The requirements to be satisfied before any payment made to a person whose employment is terminated qualifies for treatment as a genuine redundancy payment under section 83-175 of the ITAA 1997 are discussed in Taxation Ruling TR 2009/2 Income tax: genuine redundancy payments (TR 2009/2).
With regard to the first requirement set out in subsection 83-175(1) of the ITAA 1997, at paragraph 11 of TR 2009/2, the Commissioner of Taxation (the Commissioner) considers that there are four necessary components within this requirement:
● the payment must be received in consequence of an employee's termination;
● the termination must involve the employee being dismissed from employment;
● dismissal must be caused by the redundancy of the employee's position; and
● the redundancy payment must be made genuinely because of a redundancy.
Based on the information provided, it is accepted that the above components of subsection 83-175(1) of the ITAA 1997 have been satisfied in the Taxpayer’ case.
However, while it is accepted that the Taxpayer was dismissed from their employment because their position was genuinely redundant, subsection 83-175(1) of the ITAA 1997 also requires that the payment received in consequence of redundancy exceeds the amount that they would have received had they voluntarily resigned from their employment.
If the Taxpayer had terminated their employment voluntarily at the time of dismissal, they would not have received the Payment. Therefore, the payment exceeds the amount that the Taxpayer could have reasonably expected to receive in consequence of an alternate mode of employment termination.
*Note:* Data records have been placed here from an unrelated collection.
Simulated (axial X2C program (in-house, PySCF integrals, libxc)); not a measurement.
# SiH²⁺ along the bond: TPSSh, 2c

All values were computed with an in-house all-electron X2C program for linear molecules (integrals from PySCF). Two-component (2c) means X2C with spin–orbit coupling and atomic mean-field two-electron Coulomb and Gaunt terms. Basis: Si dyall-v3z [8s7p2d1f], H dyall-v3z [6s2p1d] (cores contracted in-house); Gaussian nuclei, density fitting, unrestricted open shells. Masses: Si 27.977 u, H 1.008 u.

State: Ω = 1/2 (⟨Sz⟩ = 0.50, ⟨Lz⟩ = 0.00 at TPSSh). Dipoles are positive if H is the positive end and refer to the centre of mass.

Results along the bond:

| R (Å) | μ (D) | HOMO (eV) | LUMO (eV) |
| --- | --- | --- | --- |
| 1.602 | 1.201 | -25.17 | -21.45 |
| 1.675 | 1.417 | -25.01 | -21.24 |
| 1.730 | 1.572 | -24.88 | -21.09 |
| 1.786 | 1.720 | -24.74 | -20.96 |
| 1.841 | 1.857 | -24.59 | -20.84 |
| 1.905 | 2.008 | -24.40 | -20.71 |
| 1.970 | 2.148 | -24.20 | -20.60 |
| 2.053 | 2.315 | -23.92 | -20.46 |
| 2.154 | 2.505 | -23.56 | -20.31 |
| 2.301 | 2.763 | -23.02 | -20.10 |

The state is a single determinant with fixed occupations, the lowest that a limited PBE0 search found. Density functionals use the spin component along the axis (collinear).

Further conditions for a genuine redundancy payment
In addition to the basic requirements for a genuine redundancy payment found in subsection 83-175(1) of the ITAA 1997, the further conditions for genuine redundancy payment treatment in subsections 83-175(2) and (3) of the ITAA 1997 require that:
● the payment must be made before a person turns 65 or an earlier mandatory age;
● the termination is not at the end of a fixed period of employment;
● in the event that the employer and employee are not dealing at arm's length in relation to the dismissal, the actual amount that was paid is not greater than the amount that could reasonably be expected to be paid had the parties been dealing at arm’s length;
● there was no arrangement for re-employment with the employer or a related party after the termination date; and
● the payment was not in lieu of superannuation benefits.
At the time the Payment was made to the Taxpayer, they were under 65 years and no earlier mandatory age of termination applied, therefore the age base requirement has been met in this case.
In regard to the termination at the end of a fixed period of employment, paragraphs 36 and 37 of TR 2009/2 state:
36. Under subparagraph 83-175(2)(a)(ii), a payment made at the end of a fixed period of employment cannot normally be a genuine redundancy payment.
37. However, some rolling fixed-term contracts may, as a matter of fact, establish an ongoing employment relationship. The reference to rolling contracts contemplates the situation where fixed-term contracts are renewed on one or more occasions following the expiry of the contracted term. However, where a contract is not renewed at the end of a contractually stipulated term, evidence is required to displace the express terms of the contract and establish an ongoing employment relationship. This is likely to be the exception rather than the rule.
Additionally, in paragraph 287 of TR 2009/2 the Commissioner states:
287. The question of whether an employment relationship continues to exist after what would otherwise be its expiration is a question of fact. If a set term is expressly stipulated in an employment contract, the Commissioner considers that this will govern the relationship unless implied terms to the contrary can be established.
In the present case, the set term of employment was stipulated in the Contract and the Taxpayer’s employment terminated on the end date of the specified term.
However, evidence indicates that the express terms of the Contract should be displaced and that an ongoing employment relationship did; in fact, exist between the Taxpayer and the Employer. This view is based on the following:
● the Taxpayer’s fixed-term contract was renewed three times over a period of XX years;
● there were no breaks in the Taxpayer’s employment with the Employer from the commencement date to the termination date;
● the Employer was the Taxpayer’s sole employer during the relevant employment period;
● during the relevant employment period, the Taxpayer accrued sick leave, annual leave, long service leave and carried these forward from one fixed- term to the next;
● the Employer made superannuation contributions on behalf of the Taxpayer throughout the relevant employment period.
Consequently, it is considered that termination, in this case, did not occur at the end of a fixed period of employment.
Based on the above and the fact that the parties were dealing with each other at arm’s length; the payment was not in lieu of superannuation benefits; and there was no arrangement to employ the Taxpayer after the termination, the Payment received by the Taxpayer is a genuine redundancy payment for the purposes of section 83-175 of the ITAA 1997.